I watched the best scenarios from my mind materialize
gods and goddesses of my youth, the ones that I once prayed to transformed into mere mortals and knelt to worship me.
They bloomed like chrysanthemums
came into fruition, then withered off to die.
Death by apathy or death by desire
It’s all breeds the same death.
The idealized situations, idealized ideologies, idealized idealizations
situated far from mere thought
(breath of god moved along the surface of the waters)
moving and moving, farther away
leaving ripples, first ripples circling inwards and onward
until all that remained was the tidal swimming in its wake
the past, the time, the then, the now
became the how’s, the why’s
I watch the worst case scenarios from my life unfold (again and again)
lined up like toy soldiers in the V- battle formation
pointed spears, tainted, poisoned
piercing my sides, my lungs making it hard to breathe.
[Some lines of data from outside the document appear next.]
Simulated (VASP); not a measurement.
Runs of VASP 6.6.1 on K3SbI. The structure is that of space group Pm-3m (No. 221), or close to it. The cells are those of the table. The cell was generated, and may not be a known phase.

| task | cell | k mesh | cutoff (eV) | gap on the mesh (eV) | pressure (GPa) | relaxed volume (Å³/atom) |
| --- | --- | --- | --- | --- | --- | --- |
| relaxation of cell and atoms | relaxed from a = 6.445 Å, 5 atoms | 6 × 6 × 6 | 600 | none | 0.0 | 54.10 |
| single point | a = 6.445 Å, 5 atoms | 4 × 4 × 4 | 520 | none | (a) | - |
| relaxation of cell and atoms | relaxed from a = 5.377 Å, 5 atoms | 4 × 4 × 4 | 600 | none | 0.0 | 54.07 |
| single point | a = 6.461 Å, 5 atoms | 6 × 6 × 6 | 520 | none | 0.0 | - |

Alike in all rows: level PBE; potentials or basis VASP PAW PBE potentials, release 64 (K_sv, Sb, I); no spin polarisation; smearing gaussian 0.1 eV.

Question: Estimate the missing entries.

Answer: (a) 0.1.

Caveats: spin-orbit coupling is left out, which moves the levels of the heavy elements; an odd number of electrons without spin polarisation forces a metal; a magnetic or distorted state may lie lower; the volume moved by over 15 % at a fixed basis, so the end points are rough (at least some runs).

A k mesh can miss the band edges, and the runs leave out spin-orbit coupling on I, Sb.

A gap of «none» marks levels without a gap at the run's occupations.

parts dislodged from the inside-out, gutted, knifed, raped
and I think I know that it should hurt.
It’s all quite boring really;
It’s funny; I've been quite disappointed in myself as a “writer” as i just never thought I've done enough to warrant the label...I’m working to overcome that and define the process of writing on my own terms but even now I still struggle with the so called “impostor syndrome” which ironically, many writers do. I recently submitted some writing to a site for the first time and other than editing/choosing which poems to include, having to come up with an “author’s bio” proved to be probably the most challenging. That been said, having all this time off, I decided to do an inventory of some things I’d written over the years and I was pleasantly surprised to see how much I have actually done. I’ve always been sort of...uneasy I suppose, about calling myself a writer if I don’t actually write but throughout the years it seems I have accumulated quite a bit even if I had to literally spend hours trying to piece together writings at the bottom of a 700 post draft folder. Moral of the story? Don’t be so hard on yourself; every bit counts and you’re doing better than you think! Of course I still have a long way to go but instead of beating myself up about not doing enough as a writer I’m going to try and focus on what I’ve already done and what I can do now while reminding myself that writers write and as long as I am writing, I am in fact...a writer. God it’s still so hard to say.
I first wrote this on an old writing tumblr that I deleted out of spite. Unfortunately i did not date my work back then but it must have been around 2015/2016 ish.